An Analysis of Current Florida Law in Connection with Recovering: FEES ON FEES.

AuthorKoester, Edmond E.

Under the long-standing "American Rule," each party in litigation is responsible for its own attorneys' fees and costs absent a contractual or statutory basis to award fees to the prevailing party. (1) When fees are recoverable, the general rule is that a party may recover additional attorneys' fees for litigating the entitlement issue, but no fees as to the quantum, or reasonableness of the amount of fees. This article addresses how courts have reacted to and analyzed broad contractual prevailing party attorneys' fees provisions when determining whether a party can recover fees for litigating the reasonableness of the amount of fees.

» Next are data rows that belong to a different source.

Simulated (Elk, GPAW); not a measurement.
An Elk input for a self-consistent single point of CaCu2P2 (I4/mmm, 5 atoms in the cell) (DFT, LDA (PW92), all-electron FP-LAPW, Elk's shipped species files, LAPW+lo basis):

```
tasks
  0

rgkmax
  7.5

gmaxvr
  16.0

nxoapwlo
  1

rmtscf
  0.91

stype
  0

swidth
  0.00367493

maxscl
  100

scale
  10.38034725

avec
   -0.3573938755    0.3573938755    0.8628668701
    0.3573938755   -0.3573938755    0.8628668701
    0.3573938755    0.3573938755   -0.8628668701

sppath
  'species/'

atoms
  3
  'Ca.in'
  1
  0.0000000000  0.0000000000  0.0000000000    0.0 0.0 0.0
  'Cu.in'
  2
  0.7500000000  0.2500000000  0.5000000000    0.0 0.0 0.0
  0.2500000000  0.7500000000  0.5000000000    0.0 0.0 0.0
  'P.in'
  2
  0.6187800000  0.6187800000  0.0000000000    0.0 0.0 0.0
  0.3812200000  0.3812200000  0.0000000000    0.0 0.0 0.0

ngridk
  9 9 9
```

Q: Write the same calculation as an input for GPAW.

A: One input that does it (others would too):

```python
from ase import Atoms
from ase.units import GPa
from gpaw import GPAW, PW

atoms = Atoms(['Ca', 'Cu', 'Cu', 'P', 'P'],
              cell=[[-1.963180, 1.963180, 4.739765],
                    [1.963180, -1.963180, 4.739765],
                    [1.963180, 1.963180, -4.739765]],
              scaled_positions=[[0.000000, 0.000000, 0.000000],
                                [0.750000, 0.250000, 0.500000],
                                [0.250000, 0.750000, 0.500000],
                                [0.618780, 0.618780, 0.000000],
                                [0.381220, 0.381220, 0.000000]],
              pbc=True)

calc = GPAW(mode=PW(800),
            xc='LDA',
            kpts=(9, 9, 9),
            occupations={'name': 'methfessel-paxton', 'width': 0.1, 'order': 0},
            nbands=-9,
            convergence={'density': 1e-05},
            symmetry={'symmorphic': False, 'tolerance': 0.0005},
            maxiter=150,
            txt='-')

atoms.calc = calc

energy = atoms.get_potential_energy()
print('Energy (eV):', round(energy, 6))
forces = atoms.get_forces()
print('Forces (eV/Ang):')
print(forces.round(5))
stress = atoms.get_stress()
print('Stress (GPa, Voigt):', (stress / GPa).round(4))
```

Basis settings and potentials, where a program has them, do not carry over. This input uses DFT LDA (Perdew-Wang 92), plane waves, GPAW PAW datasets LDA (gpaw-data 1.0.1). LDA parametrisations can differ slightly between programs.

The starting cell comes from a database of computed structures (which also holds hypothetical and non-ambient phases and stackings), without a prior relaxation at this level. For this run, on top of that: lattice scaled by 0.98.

"Fees on Fees" Generally Disallowed

In 1993, in State Farm Fire & Cas. Co. v. Palma, 629 So. 2d 830 (Fla. 1993), the Florida Supreme Court addressed whether an insured could recover the attorneys' fees incurred by the insured litigating the amount of attorneys' fees the insured was entitled to as the prevailing party under F.S. [section]627.428(1) (1983), which provides: (2)

Upon the rendition of a judgment or decree by any of the courts of this state against an insurer and in favor of any named or omnibus insured or the named beneficiary under a policy or contract executed by the insurer, the trial court or, in the event of an appeal in which the insured or beneficiary prevails, the appellate court shall adjudge or decree against the insurer and in favor of the insured or beneficiary a reasonable sum as fees or compensation for the insured's or beneficiary's attorney prosecuting the suit in which recovery is had. (3) The court explained that although it had not addressed the issue of a prevailing party's ability to recover its attorneys' fees expended in establishing entitlement to and the amount of attorneys' fees it is entitled to as the prevailing party, it had previously approved an award of fees for litigating entitlement to attorneys' fees in a worker's compensation case. (4) The court then, agreeing with the Fourth District Court of Appeal's reasoning in Cincinnati Ins. Co. v. Palmer, 297 So. 2d 96 (Fla. 4th DCA 1974), explained that, when an insured is compelled to sue to enforce an insurance contract based on the insurance company's contesting of a valid claim, the relief sought is both the policy proceeds and attorneys' fees pursuant to [section]627.428. (5) Thus, the court concluded that, because litigating the issue of whether a party is entitled to prevailing party attorneys' fees is rendered in procuring full payment of the judgment, and because the insured has an interest in the fee recovered, attorneys' fees may be properly awarded under [section]627.428 for litigating the issue of entitlement to attorneys' fees. (6) However, the court declared that attorneys' fees may not be awarded for litigating the amount of attorneys' fees. (7) In coming to this conclusion, the court reasoned that the statute does not support such a conclusion and further declared that such work inures solely to the attorney's benefit and cannot be considered services rendered in procuring full payment of the judgment. (8)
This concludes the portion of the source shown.